Rates and Points Explained
One point is one percent of the loan amount.
Most lenders offer a range rates and points. Rates are usually provided in 0.125% increments each with a corresponding point charge or credit (YSP). Higher rates provide credit points (YSP) and lower rates require increasing points (discount)
Example: On a day when a lender offers 5.00% rate and 0 points, they may also offer 4.00% with a two-point cost and 6.00% with a two-point credit.
- Origination Point: The origination fee is typically one to two percent of the loan amount, which is the lender’s loan fee. The origination fee is paid at closing. FHA and VA limit the Origination to one point.
- Discount Points: Discount point are paid to lower the interest rate (Buy the Rate Down). The rule of thumb is a 0.50% rate reduction for each discount point. The exact amount will vary.
- Rebate Points or Yield Spred Premium (YSP):paid by lenders for an increased rate. Rebate points are most often used to pay closing costs. A $300,000, so called, Zero Cost loan requires about two rebate points which raises the rate approximately one percent. The exact number of rebate points needed for a depends on the loan amount.
Rates can be “Locked” for specific periods of time, usually in 15, 30, 45 or 60 day increments. It is important to choose a lock period that will cover the time required to close the loan. Once the rate is locked it will not change during the lock term.
- Lock Confirmation: Rates can change without notice. It is possible for a lock to be authorized and by the time the authorization reaches the lender’s lock desk rates could have changed. Rates are not locked until the lock is confirmed by the lender.
- Lock Expiration: It is the policy of almost every lender to hold the rate of an expired lock to the original locked rate in down markets and raise the rate to market in up markets.

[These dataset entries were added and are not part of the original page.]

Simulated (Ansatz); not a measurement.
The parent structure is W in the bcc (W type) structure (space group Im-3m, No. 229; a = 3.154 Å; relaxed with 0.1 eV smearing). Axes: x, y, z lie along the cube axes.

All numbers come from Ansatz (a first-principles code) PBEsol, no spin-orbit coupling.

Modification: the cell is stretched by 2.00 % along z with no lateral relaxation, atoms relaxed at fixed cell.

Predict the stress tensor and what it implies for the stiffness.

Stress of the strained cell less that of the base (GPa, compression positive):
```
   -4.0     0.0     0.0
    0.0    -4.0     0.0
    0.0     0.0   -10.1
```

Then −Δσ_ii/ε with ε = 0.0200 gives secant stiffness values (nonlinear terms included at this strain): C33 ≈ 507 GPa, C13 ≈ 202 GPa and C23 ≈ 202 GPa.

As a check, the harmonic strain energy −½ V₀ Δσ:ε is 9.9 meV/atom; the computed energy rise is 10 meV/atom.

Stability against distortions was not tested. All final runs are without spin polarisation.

- Float Downs: Some lenders allow a one-time float down for their locked rates. This allows the borrower to decrease the locked rate when rates drop lower than the locked rate. There is usually a rate premium for the float down option.
Factors That Change Rates
Rates can change several times a day based on current market conditions.
The most watched indicators are the 10-Year Treasury bond and Fannie Mae Mortgage Backed Securities (MBS). MBS has the closest relationship. Both of these are directional indicators and moves of either indicator may not show an exact corresponding mortgage rate change.
In general; bad economic news is good news for mortgage rates
Effect of Changes to Prime Rate and Federal Reserve Rates.
In most cases, the market anticipates these rate changes and rates are already effected in advance of the actual change.
Example: in 2001 Fed Funds were cut eleven times and in every case on the day of the cut mortgage rates increased because the market already anticipated the change.